DOL BOARD LIBERALLY INTERPRETS THE SARBANES-OXLEY ACT IN A RULING IMPACTING BOTH PRIVATE AND PUBLIC EMPLOYERS
In Klopfenstein v. PCC Flow Technologies Holdings, Inc., ARB No. 04-419 (ARB May 31, 2006), the
Administrative Review Board (“Board”) of the United States Department of Labor (“DOL”) reviewed the
whistleblower claims of an executive under the Sarbanes-Oxley Act of 2002 (“SOX”). SOX prohibits
employers and individuals from retaliating against employees for providing information related to alleged violations of
18 U.S.C. § 1341 (mail fraud), § 1343 (wire, radio, TV fraud), § 1344 (bank fraud), or § 1348 (securities fraud), or
any rule or regulation of the Securities and Exchange Commission or other federal laws relating to fraud against
shareholders. The Board liberally applied the statute and its ruling is important to both private and public
employers.
Keith Klopfenstein was Vice President of Strategic Operations for Flow Products, Inc.
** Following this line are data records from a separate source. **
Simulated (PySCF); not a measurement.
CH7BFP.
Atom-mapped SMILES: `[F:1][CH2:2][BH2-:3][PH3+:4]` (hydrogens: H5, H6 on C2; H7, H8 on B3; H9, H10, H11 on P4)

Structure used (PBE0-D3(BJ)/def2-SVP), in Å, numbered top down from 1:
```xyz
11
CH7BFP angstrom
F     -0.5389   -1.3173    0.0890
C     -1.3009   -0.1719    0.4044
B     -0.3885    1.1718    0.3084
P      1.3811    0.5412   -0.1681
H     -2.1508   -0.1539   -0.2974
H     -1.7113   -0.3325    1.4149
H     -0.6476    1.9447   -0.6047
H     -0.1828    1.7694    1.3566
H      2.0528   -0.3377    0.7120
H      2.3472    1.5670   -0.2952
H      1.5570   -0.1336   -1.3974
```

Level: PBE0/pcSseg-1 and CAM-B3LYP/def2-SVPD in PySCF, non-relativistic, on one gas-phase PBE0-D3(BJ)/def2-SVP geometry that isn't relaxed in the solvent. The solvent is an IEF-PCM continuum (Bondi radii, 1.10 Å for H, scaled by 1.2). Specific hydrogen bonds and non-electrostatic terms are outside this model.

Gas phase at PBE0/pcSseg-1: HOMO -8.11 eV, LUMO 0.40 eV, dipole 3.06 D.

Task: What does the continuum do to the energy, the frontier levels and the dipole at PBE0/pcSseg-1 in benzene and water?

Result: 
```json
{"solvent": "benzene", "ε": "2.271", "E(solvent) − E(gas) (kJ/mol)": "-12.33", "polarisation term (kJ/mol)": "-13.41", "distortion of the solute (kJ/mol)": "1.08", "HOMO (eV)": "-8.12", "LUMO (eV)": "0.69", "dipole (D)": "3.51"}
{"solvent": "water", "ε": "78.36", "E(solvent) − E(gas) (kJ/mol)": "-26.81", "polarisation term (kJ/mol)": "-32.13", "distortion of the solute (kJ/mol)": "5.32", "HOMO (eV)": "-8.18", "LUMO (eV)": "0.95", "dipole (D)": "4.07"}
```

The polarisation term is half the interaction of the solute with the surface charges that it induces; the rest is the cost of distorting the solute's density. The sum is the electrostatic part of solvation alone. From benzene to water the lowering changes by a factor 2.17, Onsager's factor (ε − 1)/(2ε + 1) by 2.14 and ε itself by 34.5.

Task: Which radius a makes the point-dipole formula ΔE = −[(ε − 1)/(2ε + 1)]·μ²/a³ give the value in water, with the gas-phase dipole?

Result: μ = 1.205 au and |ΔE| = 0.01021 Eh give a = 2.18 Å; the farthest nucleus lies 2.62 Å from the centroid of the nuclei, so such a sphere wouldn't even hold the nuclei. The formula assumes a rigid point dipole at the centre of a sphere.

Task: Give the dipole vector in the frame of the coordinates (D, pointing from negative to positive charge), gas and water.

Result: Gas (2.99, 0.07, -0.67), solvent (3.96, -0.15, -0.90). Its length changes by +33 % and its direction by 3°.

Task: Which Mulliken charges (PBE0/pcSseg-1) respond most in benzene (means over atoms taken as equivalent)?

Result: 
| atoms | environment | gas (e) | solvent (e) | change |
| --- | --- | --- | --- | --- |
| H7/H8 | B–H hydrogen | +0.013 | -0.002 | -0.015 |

(“Flow”), a private division of PCC Flow Technologies Holdings, LP (“Holdings”). Holdings is
a non-public, wholly-owned subsidiary of Precision Castparts Corp. (“PCC”), a public company with a class of
securities registered under the Securities and Exchange Act (“SEC”). Klopfenstein noticed discrepancies
in Flow’s inventory balances; while he did not consider the discrepancies to be fraudulent, he believed they would
cause a material overstatement of assets if not corrected. Klopfenstein assigned his subordinate to investigate;
the subordinate reported the issue to the Finance Department and others, and Klopfenstein began regularly noting the need
for reconciliation in weekly inventory reports he prepared for Holdings’ weekly managers’ meetings. As
the Company worked to reconcile the imbalances, an employee of PCC learned of shipping procedure violations which
ultimately led to Klopfenstein’s termination.
Klopfenstein alleged against Holdings and Flow’s Vice President of Finance, Allen Parrott, that
he was discharged in retaliation for reporting the inventory issue. The administrative law judge dismissed the case
finding that Holdings, a private company, and Parrott were not subject to SOX. The judge also found that Klopfenstein
failed to prove that he was terminated “because of” his protected activity. Klopfenstein appealed to the
Board which reversed. In remanding the case to the judge for further proceedings, the Board considered three
important issues:
1. Who can be a defendant in a SOX claim?
While the Board did not rule on whether a non-public subsidiary of a public parent corporation could
be covered under SOX, it did hold that the private company, Holdings, and Flow Executive, Parrott, could be proper
defendants if they were acting as agents for the public company PCC. The Board explained that an agency relationship
could exist given the overlap between officers for PCC and Holdings and the involvement of PCC officers and employees in
Holdings’ investigation and Klopfenstein’s discharge.
2. What is protected activity under SOX?
The Board did not decide whether Klopfenstein’s report constituted protected activity in light
of his admission that he did not believe the inventory discrepancy was fraudulent. The Board noted, however, that
“SOX protection applies to the provision of information regarding not just fraud, but also ‘violation of any
rule or regulation’” of the SEC. Moreover, in response to the defendants’ arguments that Klopfenstein
never properly reported the issue, the Board stated: “A complainant need not express a concern in every
possible way or at every possible time in order to receive protections, so along as the complainant’s actual
communications ‘provide information, cause information to be provided, or otherwise assist in an investigation.’”
3. How does the employee prove that the discharge was caused by the protected activity?
The judge indicated that Klopfenstein had to prove that he was terminated “because
of” his protected activity. The Board, however, ruled that the correct standard of proof is much lower,
and only requires Klopfenstein to prove “whether protected activity was a contributing factor,” which
is “any factor which alone or in combination with other factors, tend to affect the outcome of a decision.”
The Board’s holding in Klopfenstein reminds employers that private companies and its employees may
be subjected to SOX liability if sufficient evidence exists to show that the private company or its employees were acting as
agents for the public company. Additionally, the ruling makes clear that the DOL will liberally apply the statute to
protect as much conduct as possible and make it easier for an employee to prove that the protected conduct resulted in
adverse action. Therefore, the decision gives all employers, both private and public, yet another reason to be
extremely cautious with employee reports of improper conduct, policy violations, or irregularities.